"Big Money" is a sparkling comedy published in 1931 by the master of British literary comedy - the one-and-only-P.G. Wodehouse.
The story follows two school chums, Godfrey, Lord Biskerton (better known as "Biscuit") and Berry Conway, young bachelors in desperate need of both paramours and ready money. While dodging creditors and trying to scrape together a few pounds, they each find themselves smitten. Trouble is...Berry has fallen for Biscuit's fiancée. And the worthless copper mine he has finally unloaded...might be worth millions. But how to get it back?

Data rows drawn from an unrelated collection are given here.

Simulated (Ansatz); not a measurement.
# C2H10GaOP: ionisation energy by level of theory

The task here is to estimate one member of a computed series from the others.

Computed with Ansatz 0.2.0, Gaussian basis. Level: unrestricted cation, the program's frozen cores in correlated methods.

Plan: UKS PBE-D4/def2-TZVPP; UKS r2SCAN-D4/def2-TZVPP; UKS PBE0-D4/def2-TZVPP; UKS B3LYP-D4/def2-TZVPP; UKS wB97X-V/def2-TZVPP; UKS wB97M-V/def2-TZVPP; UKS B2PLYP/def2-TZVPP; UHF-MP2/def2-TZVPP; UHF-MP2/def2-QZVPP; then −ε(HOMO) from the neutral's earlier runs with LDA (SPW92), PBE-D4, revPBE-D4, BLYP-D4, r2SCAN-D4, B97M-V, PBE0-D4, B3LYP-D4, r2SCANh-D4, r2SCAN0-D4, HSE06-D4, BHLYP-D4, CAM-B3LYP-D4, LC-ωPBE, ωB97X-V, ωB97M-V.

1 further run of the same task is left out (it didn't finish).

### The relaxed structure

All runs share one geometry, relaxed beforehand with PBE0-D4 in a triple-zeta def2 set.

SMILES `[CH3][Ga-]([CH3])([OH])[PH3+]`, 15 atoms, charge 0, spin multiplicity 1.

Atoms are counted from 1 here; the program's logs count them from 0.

Filled with romantic entanglements, financial shenanigans and the usual Wodehousian cast of characters, "Big Money" is presented here in its original and unabridged format.
Autorentext
SIR PELHAM GRENVILLE WODEHOUSE was born on October 16, 1881, the third son of British magistrate Henry Ernest Wodehouse and his wife Eleanor. Young Wodehouse was not fond of his given names - "Pelham" and "Grenville" - and shortened it to "P.G." in his written works and answered to the nickname "Plum" amongst his friends and family. Educated and Dulwich College (an institution to which he remained devoted his entire life), Wodehouse began a career as a banker - a career he actively loathed - before turning to writing. His earliest stories were based on his life as a student and were often serialized to great success, but it wasn't until he turned full-time to comic fiction that his career took off. Wodehouse was a prolific and tireless writer, churning out short stories, plays and novels at an astonishing rate for his entire life, in a career that lasted a breathtaking seventy-five years.His stable of literary characters included the sly, smooth Psmith, the charming and affable "Uncle Fred" Ickenham, Lord Emsworth, Pongo Twistleton and the rest of the habitués of Blandings Castle (the plot-lines of which often involved very large pigs), Madeleine Bassett, Bingo Little, Catsmeat Potter-Purbright, Mr. Mulliner and many, many others, none more beloved than the foppish gentleman of leisure Bertie Wooster and his unflappable and brainy manservant Jeeves. In the early 30's, Wodehouse fled England for France to avoid burdensome British taxes and was taken prisoner by the Germans in 1940. Released after a one-year's imprisonment, Wodehouse was forced to remain in Germany and was persuaded by his captors to make radio broadcasts - innocuous and comical, he believed - for the German government. These broadcasts were widely viewed in England as traitorous and after the war had ended, Wodehouse never returned to his native land, living forever as an exile. Wodehouse and his wife lived in New York taking dual British-American citizenship in 1955. He died in 1975, at the age of 93, in Southampton, New York, leaving behind an astonishing ninety books, forty plays and over two hundred short stories.